The Getty family fortune was built not only in oil fields from Oklahoma to Saudi Arabia but also in factories that built everything from aircraft to mobile homes, and in the boardrooms of Wall Street, where the family profited from one of the fiercest takeover battles in corporate history.
Forbes puts the family fortune at $5 billion, which makes it America's 54th richest family. Its richest member today is philanthropist Gordon Getty, 81, worth an estimated $2.1 billion. His son Andrew was discovered dead Tuesday in his Los Angeles home.
Gordon Getty was the son of the family's most famous member, J. Paul Getty, who had followed his father into the oil business.
Reports say that J. Paul Getty's first successful oil well in Oklahoma in 1916 made him a millionaire, and he moved to Los Angeles to live the life of a wealthy playboy. He eventually had five different wives and a private art collection that became the basis for the museum that bears his name.
J. Paul Getty took the reins of Getty Oil along with many other businesses that went with it when his father died in 1930. One of the most successful side businesses was Spartan Aircraft, which made an early version of executive aircraft in the 1930s, and aircraft parts during World War II. It shifted to making mobile homes after the war.
Related: Andrew Getty, grandson of J. Paul Getty, dies at 47
But it was still oil that produced most of the Getty fortune. J. Paul Getty became a billionaire after negotiating a series of oil leases with Saudi Arabia and Kuwait starting in 1949. He soon was being widely reported as the richest man alive.

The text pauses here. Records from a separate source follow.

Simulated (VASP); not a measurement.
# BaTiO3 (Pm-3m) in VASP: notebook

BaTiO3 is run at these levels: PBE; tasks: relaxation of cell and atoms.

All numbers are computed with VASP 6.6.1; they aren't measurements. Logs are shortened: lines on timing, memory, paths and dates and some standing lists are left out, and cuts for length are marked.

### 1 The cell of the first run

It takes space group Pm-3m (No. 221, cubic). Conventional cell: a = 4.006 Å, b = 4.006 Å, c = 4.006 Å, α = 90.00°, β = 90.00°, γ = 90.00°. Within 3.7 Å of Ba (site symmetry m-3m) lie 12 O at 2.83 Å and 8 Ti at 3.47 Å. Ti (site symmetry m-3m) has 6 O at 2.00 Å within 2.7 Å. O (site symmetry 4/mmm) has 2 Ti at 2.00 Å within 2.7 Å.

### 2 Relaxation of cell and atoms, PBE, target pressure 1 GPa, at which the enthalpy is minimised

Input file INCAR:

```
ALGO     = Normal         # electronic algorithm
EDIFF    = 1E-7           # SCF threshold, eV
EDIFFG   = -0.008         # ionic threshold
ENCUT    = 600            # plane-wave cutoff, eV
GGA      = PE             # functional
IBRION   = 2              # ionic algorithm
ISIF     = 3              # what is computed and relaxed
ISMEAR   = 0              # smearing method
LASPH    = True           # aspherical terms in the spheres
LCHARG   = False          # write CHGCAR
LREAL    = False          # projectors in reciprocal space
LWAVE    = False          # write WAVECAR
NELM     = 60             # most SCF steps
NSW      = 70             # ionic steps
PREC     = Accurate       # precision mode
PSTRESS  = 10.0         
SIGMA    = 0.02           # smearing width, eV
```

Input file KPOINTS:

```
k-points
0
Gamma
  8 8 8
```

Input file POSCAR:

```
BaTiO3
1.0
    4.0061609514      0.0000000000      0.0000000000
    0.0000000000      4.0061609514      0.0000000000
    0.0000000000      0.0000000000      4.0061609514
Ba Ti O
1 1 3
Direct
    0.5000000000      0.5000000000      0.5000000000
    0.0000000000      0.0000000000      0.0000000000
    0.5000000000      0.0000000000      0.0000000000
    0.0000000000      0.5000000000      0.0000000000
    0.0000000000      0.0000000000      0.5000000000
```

J. Paul Getty died in 1976 and left an estimated $700 million to the Getty Museum, which at the time was the largest gift ever to the arts. Gordon Getty was left in charge of Getty Oil, but within a few years he started to battle with the company's board over the best way to increase the company's share value.
It sparked a fierce takeover fight for the company between Pennzoil and Texaco. Texaco bought the company for $10.1 billion in 1984.
The fight sent the price of Getty stock from $50 a share to $125 a share. The Getty family, which owned 40% of the stock, profited enormously from the boardroom battle.